BSS-Clear Speculative Warp: A custom inline firmware (7-instruction BSS-clear loop) demonstrates the full pattern — the oracle detects the memory-clearing loop, bulk-zeros all 4 DMEM byte banks via memsetWord, and skips ~100K cycles in <1 ms (389 triggers, 99,584 cycles skipped). See Tests/RV32/JITDynamicWarpTest.lean.

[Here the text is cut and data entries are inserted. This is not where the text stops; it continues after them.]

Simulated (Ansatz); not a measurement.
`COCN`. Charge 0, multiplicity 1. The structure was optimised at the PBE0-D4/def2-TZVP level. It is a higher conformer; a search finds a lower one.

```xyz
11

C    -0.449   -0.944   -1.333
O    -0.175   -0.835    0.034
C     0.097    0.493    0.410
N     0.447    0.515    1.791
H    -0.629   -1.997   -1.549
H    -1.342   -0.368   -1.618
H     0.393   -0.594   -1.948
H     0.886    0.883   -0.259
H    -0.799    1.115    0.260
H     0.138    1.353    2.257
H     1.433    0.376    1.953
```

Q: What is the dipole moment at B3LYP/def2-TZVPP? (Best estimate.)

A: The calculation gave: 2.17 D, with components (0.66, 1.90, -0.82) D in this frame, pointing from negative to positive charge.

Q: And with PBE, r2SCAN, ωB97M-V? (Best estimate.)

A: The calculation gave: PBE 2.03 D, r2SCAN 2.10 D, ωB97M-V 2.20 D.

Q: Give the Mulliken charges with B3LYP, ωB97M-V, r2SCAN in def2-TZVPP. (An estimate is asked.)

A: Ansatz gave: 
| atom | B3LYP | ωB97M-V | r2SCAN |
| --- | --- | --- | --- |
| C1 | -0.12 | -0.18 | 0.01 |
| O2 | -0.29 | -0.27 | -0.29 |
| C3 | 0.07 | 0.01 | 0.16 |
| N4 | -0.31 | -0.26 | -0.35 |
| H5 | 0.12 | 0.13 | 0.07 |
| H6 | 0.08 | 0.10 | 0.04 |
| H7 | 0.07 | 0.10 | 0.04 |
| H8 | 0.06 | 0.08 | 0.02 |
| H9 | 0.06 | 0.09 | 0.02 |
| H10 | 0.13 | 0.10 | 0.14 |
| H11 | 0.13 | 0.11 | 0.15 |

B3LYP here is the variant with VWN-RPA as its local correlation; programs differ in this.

Speculative Simulation with Rollback: Full-state snapshot/restore via C++ default copy constructor enables guard-and-rollback speculation. The oracle snapshots state, speculatively applies bulk updates, checks guard conditions (e.g., timer interrupt), and rolls back if the guard fails — providing bit-accurate cycle-skipping even with interrupts. See Tests/RV32/JITSpeculativeWarpTest.lean.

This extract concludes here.